I’m having trouble parsing the solution for the 1995 Putnam, question A2. The proof proceeds:
The easiest proof uses ``big-O'' notation and the fact that $(1+x)^{1/2} = 1 + x/2 + O(x^{2})$ for $|x|<1$. (Here $O(x^{2})$ means bounded by a constant times $x^{2}$.) Me: That’s all well and good, and I can arrive at that by the generalized binomial theorem.
The proof continues: \begin{align*} \sqrt{x+a}-\sqrt{x} &= x^{1/2}(\sqrt{1+a/x} - 1) \\ &= x^{1/2}(1 + a/2x + O(x^{-2})), \end{align*}
It would appear that’s an error; it would appear the proof writer dropped the minus 1.
But it continues, hence
$\sqrt{\sqrt{x+a} - \sqrt{x}} = x^{1/4} (a/4x + O(x^{-2}))$
Which I’m at a loss how to arrive at.
OK, so the first step is clearly a mistake with them dropping the $-1$. However, I'm going to try to explain what they may have done, even though it doesn't make sense. First, let's start with their (albeit wrong) equation:
$$\sqrt{x+a}-\sqrt{x}=x^{1/2}(1+\frac{a}{2x}+O(x^{-2}))$$ Now, take the square root: $$\sqrt{\sqrt{x+a}-\sqrt{x}}=[x^{1/2}(1+\frac{a}{2x}+O(x^{-2}))]^{1/2}$$
Distribute the exponent: $$\sqrt{\sqrt{x+a}-\sqrt{x}}=x^{1/4}[(1+\frac{a}{2x}+O(x^{-2}))]^{1/2}$$
Now, the second expression on the right is in the form of $(1+z)^{1/2}$, so I will use the following formula:
$$(1+z)^{1/2}=1+\frac z 2+O(z^2)\rightarrow \\ (1+\frac a{2x}+O(x^{-2}))^{1/2}=1+\frac{a}{4x}+\frac{1}{2}O(x^{-2})+O(\frac{a^2}{4x^2})=1+\frac{a}{4x}+O(x^{-2})$$
Thus, we get:
$$\sqrt{\sqrt{x+a}-\sqrt{x}}=x^{1/4}(1+\frac{a}{4x}+O(x^{-2}))$$
Oh, and remember that $-1$ we dropped in the first step? Let's try adding that back in here, because...why not?
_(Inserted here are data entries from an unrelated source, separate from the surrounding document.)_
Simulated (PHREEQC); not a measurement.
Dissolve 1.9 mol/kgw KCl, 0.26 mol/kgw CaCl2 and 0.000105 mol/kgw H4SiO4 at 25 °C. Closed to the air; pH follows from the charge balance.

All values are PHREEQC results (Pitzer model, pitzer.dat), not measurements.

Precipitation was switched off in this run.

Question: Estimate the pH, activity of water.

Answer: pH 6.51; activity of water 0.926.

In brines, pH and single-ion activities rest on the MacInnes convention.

$$\sqrt{\sqrt{x+a}-\sqrt{x}}=x^{1/4}(1+\frac{a}{4x}+O(x^{-2})-1)$$ $$\sqrt{\sqrt{x+a}-\sqrt{x}}=x^{1/4}(\frac{a}{4x}+O(x^{-2}))$$ Thus, we get the same equation they did, and we only had to make two mathematical errors to get there!